Mommy? My hand is wet. My hand is...
Mommy, what's wrong with your eyes?
Wow.
It's you and Thomas Ligotti, man.
FYI: If Margaret were to look around the left hand wall of the now ruined cinema, she'd be able see the back of the apartment building that Adam is running out of.
OK, I'm loving the fact that someone got to this page by searching for 'Te Papa' on Google blog search.
The little bit of text under the link was "The used car lot behind the theatre complex lay in a ruin of upturned cars (although none were burning) and beyond that Te Papa had been gouged, as if a child had taken clumsy handfuls out of an enormous cake. ..."
Where did my comment go? I posted one earlier saying how awesome this was.
I like that 'The Event' now comes up under searches for Te Papa :-)
I hadn't considered that, about Google - in light of this I feel a sort of social responsibility to talk Wellington up in the next section, in case potential tourists are reading.

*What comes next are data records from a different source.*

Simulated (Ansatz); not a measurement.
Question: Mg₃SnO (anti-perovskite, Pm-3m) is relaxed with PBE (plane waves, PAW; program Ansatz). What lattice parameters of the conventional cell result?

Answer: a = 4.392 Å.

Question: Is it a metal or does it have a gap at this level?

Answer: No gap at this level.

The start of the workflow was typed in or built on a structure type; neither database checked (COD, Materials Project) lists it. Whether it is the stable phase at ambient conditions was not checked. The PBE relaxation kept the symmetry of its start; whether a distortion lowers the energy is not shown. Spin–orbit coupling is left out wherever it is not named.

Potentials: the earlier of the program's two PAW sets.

"Although cannibalism was rife on the streets, Margaret reflected that the City Council had always taken immaculate care of its many parks."
My comment was eaten too. Love this escalation of weird stuff Chris.
Also "even with weird inhuman spires rising from the harbour, many people were enjoying the charms of the waterfront, such as roller blading, kayaking and enjoying a gelato."